Journalist Michael Picard, who has previously recorded instances of police misconduct, was arrested by Connecticut state troopers on September 11, 2015, while he lawfully open carried a firearm and recorded their activities at a DUI checkpoint on his cell phone. However, after they confiscated his phone, the troopers continued to record, while conspiring to contrive a crime for which they could arrest the journalist.

 According to Trooper First Class John Barone, Sergeant John Jacobi, and Trooper Jeff Jalbert, Picard was accused of recklessly displaying his firearm and endangering people. However, the facts show that he was holding a sign and recording, and never touched his gun during the entire incident.

The officers were upset that Picard was recording their activities on public property, which was completely legal, and that they could not intimidate him to stop filming, forcing them to take his property to assert their non-existent authority, and then contrive false charges to cover their misconduct.  

Despite inadvertently recording evidence of their own ill-conceived cover-up, the troopers were cleared by their own department's internal affairs division.. Police union attorney Mark Dumas said, " They were exonerated. The trooper did nothing wrong. They were doing their jobs, and they do an excellent job."

Needless to say, Picard's attorney, Joseph Sastre, who along with the American Civil Liberties Union (ACLU) is suing the officers civilly, was not impressed: "We all should be so lucky to be in charge of investigating ourselves," he said. "The State Police internal affairs report has no bearing on our civil case It's not even based on a complaint by my client.  The state police command initiated the internal 'investigation' themselves after the story broke."
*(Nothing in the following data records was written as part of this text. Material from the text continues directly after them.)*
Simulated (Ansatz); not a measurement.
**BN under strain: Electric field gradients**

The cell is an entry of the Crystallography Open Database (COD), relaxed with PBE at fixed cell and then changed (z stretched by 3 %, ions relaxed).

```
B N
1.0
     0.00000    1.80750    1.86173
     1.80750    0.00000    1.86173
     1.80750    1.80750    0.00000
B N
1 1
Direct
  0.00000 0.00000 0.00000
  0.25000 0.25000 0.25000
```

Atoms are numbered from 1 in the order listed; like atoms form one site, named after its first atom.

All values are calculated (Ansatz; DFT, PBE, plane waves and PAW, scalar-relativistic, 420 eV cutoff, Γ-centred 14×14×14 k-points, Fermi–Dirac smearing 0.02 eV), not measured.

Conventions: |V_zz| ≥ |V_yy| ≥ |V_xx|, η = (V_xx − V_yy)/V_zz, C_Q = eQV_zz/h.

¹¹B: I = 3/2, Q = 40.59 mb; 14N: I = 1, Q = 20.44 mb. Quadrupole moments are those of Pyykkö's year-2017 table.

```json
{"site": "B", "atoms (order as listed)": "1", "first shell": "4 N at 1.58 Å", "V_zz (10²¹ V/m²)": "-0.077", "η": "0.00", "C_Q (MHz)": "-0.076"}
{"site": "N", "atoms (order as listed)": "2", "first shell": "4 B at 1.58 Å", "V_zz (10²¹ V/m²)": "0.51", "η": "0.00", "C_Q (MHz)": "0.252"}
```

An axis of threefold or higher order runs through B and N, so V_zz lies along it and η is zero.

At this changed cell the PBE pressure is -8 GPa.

"Months after Michael's arrest," he continued, "that they concluded the investigation by exonerating themselves should surprise nobody.  We never made a citizen's complaint.  Because we never had any faith in them to conduct a legitimate internal affair investigation.  A police department's internal affairs report cannot be use as evidence in a court of law for good reasons.  First and foremost, because they can be initiated and conducted for completely self-serving reasons."

"The evidence clearly shows that these police officers violated Mr. Picard's rights," Sastre noted.  "we are confident that the court will agree, and we hope that it will send a strong message to police and the public alike that enforcing the law means respecting free speech, not trampling on it." Given the compelling evidence clearly proving police misconduct, this should prove a very interesting case.